Hi JD,
Thanks for replying so fast! My dataList is 8 Mb and my internet upload speed is up to 1Mbps. I'm doing bootstraping. Would it be better if I upload the original dataset to all nodes once using rObjectsOnNodes = c('data_ori'), and use seedList to generate bootstrap sample, instead of uploading all the bootstrap sample i.e., dataList? I guess that could avoid the uploading speed problem?
Also I completely don't know how the EMR works so I just realized that my problem is that I should have used more numInstances. If numInstances=2, then 1 instance is the master instance and I only have 1 working instance (slave instance), which can really slow things down. I can't believe I'm so ignorant...
I have a few more question. Estimating my model once (i.e., run myFunction once) cost 3 hours in my computer, and I need to do 300-500 bootstrap. So I guess I really need to use high CPU performance instances. But I'm very confused by the "vCPU" concept and also the "instancePerNode" in segue package.
1) if I specify "instancePerNode = 1", then only one vCPU in each instance is working?
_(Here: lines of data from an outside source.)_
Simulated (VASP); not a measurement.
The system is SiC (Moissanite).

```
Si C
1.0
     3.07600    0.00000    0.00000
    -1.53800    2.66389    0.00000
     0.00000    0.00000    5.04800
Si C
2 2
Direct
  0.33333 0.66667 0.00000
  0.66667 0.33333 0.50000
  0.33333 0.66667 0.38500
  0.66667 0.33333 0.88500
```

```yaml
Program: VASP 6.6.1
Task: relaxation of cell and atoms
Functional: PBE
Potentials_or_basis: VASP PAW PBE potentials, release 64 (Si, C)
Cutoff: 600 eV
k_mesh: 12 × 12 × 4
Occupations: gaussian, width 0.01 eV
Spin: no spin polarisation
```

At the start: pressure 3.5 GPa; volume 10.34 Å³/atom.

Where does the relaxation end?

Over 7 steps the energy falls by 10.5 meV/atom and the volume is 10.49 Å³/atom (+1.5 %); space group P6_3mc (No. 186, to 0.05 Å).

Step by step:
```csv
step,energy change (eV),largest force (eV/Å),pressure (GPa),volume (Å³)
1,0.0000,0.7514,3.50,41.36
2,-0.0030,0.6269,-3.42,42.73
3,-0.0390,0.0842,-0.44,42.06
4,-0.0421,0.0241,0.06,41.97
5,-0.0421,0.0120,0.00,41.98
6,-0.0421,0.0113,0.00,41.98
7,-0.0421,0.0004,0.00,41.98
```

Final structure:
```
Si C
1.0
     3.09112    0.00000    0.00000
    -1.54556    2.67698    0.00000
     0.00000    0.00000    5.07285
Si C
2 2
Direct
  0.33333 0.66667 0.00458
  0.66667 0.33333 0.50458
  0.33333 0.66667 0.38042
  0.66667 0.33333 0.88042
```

2) If I use some instance with a lot vCPU (e.g., c1.xlarge has 8vCPU), I should definitely set "instancePerNode = 8" so that everybody of the 8 CPU in one c1.xlarge instance will work right? Is the "instancePerNode" kind of the multicore parrallelizing idea in our own computer?
3) Is using one instance with 8 vCPU equivalent to use 8 instances each with only 1 vCPU?
4) If run myFunction once cost 3 hours in my computer, should I set "taskTimeout = more than 3 hours", so that my work will definitely not be stopped?
Sorry to bother everybody with my silly questions. I hope my questions will be helpful to people similar to me (without any computer science knowledge but have to do a huge embarrassingly parallel!) I highly appreciate segue package and helps from this group!
Best,
Sophie